Sport might appear an insignificant pursuit in these troubled times, but it’s worth remembering that for millions, it is not just a burning passion but also a source of livelihood. The current uncertainty is unlike anything professional sportspersons might have encountered in the past.
Time away from their chosen vocation through injury is almost inevitable, especially the higher in the sporting stratosphere one soars, but at least there are time-frames for recovery, rehab and return. In the existing scenario, what can be debilitating – physically as well as psychologically – is the stress stemming from the unknown.
Restrictions on movement preclude visits to the gym, let alone outings to the practice facilities. From physical inactivity, therefore, can emanate mental staleness and crushing seeds of self-doubt. It thus becomes incumbent on each individual to devise means of keeping oneself fresh and motivated within the constraints at hand.

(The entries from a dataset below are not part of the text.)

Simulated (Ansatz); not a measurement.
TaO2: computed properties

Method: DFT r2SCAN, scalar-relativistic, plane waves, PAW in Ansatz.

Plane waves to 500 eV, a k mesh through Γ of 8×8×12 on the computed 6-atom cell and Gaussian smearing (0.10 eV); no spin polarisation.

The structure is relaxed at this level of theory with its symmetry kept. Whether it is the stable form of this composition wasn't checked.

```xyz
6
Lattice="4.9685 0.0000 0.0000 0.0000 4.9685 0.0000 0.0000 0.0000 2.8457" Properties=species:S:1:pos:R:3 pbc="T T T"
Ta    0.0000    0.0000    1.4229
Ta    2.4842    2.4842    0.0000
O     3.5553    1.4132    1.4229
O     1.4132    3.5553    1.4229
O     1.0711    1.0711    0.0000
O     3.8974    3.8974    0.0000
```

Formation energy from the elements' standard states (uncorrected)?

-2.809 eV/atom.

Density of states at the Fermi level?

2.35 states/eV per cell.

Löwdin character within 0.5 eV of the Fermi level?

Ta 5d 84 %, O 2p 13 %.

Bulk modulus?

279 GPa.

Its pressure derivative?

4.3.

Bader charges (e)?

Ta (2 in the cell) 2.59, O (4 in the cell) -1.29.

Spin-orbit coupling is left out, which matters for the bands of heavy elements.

One of the first requirements in the battle against cynicism is an acceptance of the situation, insists Sujith Somasundar, the former India opener and currently Head of Education at the National Cricket Academy in Bengaluru. Somasundar’s versatility extends beyond direct involvement with the sport – the former Karnataka captain, who has also coached at the first-class level, is a qualified mind coach who finds himself in the unique position of understanding the psyche of a cricketer and therefore offering prudent, practical, first-hand solutions.
“The off-season is what we call a period of active rest, where there is no competition but you are making sure that the working muscles are getting low-to-moderate exercise and blood flow while you play a different sport,” Somasundar points out.
“The reality now is beyond that ‘active rest’ phase because there isn’t any option of going outdoors. First up, you have to accept that this is something you can’t do anything about. If you live in denial and start feeling like a victim, then you will become resigned to and cynical about the whole situation. That’s a very real danger, of losing motivation, especially for those sportspersons who had been preparing for a particular competition and would have been raring to go. Take the IPL, for instance. So many cricketers would have prepared for the tournament for so long; if you are not careful and if you allow it to mentally impact you, then you can easily lose perspective.
“Physically as well, weakness in muscles can set in,” Somasundar goes on. “If you can’t exercise, then the muscles can become weak. On both counts, there is a definite impact.”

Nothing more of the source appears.